# Thread: Odd factoring in textbook

1. ## Odd factoring in textbook

Though this is for a calculus problem, I've gotten all the calc worked out. I just don't understand how the book came to this conclusion after factoring!

$3x^2 - 12x + 11 = 0$
The answer the book comes to is

$(6 + sqrt(3)) / 3$
$(6 - sqrt(3)) / 3$

The way I did it in the first place was:
$3x^2 - 12x = -11$
$3x(x - 4) = -11$
Therefore
$x = -11 / 3$
$x = -7$

What were they doing in my textbook? Unfortunately they give no clues and I've been staring at it for 15 minutes now.
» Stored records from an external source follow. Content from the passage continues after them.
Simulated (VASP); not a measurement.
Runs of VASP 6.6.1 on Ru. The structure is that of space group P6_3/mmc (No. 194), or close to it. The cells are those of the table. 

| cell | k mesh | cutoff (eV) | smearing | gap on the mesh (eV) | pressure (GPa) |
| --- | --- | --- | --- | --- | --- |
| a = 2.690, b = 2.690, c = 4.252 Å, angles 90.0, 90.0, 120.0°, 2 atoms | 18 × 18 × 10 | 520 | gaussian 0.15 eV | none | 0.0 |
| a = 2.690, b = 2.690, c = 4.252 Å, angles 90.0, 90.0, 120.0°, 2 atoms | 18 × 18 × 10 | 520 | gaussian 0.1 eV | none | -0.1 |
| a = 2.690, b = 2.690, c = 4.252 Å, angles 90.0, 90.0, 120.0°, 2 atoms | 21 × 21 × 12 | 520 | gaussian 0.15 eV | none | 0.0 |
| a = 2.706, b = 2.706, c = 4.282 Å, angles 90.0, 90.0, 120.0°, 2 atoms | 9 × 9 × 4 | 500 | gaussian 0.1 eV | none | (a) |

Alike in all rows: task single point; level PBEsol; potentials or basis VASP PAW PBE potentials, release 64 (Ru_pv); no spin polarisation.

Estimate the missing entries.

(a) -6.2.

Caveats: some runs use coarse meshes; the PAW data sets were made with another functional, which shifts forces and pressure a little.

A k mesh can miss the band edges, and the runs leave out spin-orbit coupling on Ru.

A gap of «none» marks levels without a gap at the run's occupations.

2. Originally Posted by hibernaldream
Though this is for a calculus problem, I've gotten all the calc worked out. I just don't understand how the book came to this conclusion after factoring!

$3x^2 - 12x + 11 = 0$
The answer the book comes to is

$(6 + sqrt(3)) / 3$
$(6 - sqrt(3)) / 3$

The way I did it in the first place was: this is not the correct method to solve a quadratic equation.
$3x^2 - 12x = -11$
$3x(x - 4) = -11$
Therefore
$x = -11 / 3$
$x = -7$

What were they doing in my textbook?
they used the quadratic formula.
...

3. Ah. I forgot that existed. I took algebra five years ago, hence the confusion. Thanks.